Calling Spring Breakers a brain-dead gangster film isn’t so much a denunciation as a statement of fact. This is Scarface for a generation that grew up watching Scarface on repeat, glomming onto the sensations while shrugging off its ethical underpinnings.

What’s most shocking – and bold – about Korine’s film is that it celebrates this stupidity. Like Kids, which drew praise for depicting its adolescent troublemakers without condescension, Spring Breakers rejoices in the emptiness of the cultural landscapes it depicts.

While Korine maintains that Spring Breakers is “about a culture of surfaces,” there seems be plenty churning underneath. In staging the moment when its rowdy partiers cross the line from romanticizing a culture of violence to actively immersing themselves in it, the film seems to comment on what happens when our own ideas of pulpy pop mythology bleed into reality.

Korine sees spring break as an outlaw rite of passage.

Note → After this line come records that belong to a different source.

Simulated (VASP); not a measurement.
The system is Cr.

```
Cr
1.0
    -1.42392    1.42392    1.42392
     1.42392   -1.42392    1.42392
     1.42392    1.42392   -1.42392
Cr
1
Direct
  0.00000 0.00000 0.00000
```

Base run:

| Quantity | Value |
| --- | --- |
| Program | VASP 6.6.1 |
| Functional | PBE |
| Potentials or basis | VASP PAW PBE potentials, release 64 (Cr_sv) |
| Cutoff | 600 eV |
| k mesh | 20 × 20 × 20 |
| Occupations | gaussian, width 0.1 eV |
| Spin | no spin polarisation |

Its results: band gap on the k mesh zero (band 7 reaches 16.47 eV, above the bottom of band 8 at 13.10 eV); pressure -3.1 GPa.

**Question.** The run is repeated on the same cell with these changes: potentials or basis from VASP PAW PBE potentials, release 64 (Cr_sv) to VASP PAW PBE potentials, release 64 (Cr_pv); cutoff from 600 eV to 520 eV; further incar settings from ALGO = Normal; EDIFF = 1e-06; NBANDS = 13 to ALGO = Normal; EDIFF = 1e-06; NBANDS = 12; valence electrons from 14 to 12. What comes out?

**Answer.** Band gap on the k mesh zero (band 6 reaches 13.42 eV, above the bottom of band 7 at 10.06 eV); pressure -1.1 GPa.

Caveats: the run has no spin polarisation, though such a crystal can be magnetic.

“It’s this fleeting moment,” he says, “when kids go and destroy everything and lose their virginity and take as much drugs as possible. Then they get in their car, go back home and pretend it never happened. I don’t know if it’s uniquely American, but it’s thoroughly human.”

Given his prankster-provocateur persona, it’s hard to tell if Korine’s being sincere. But Spring Breakers may be “thoroughly human” even if it it’s in the most vile, base way, its road-trip rallying cry ringing like a primal howl for its lost generation: “Spring break foreeeeeeeeever.”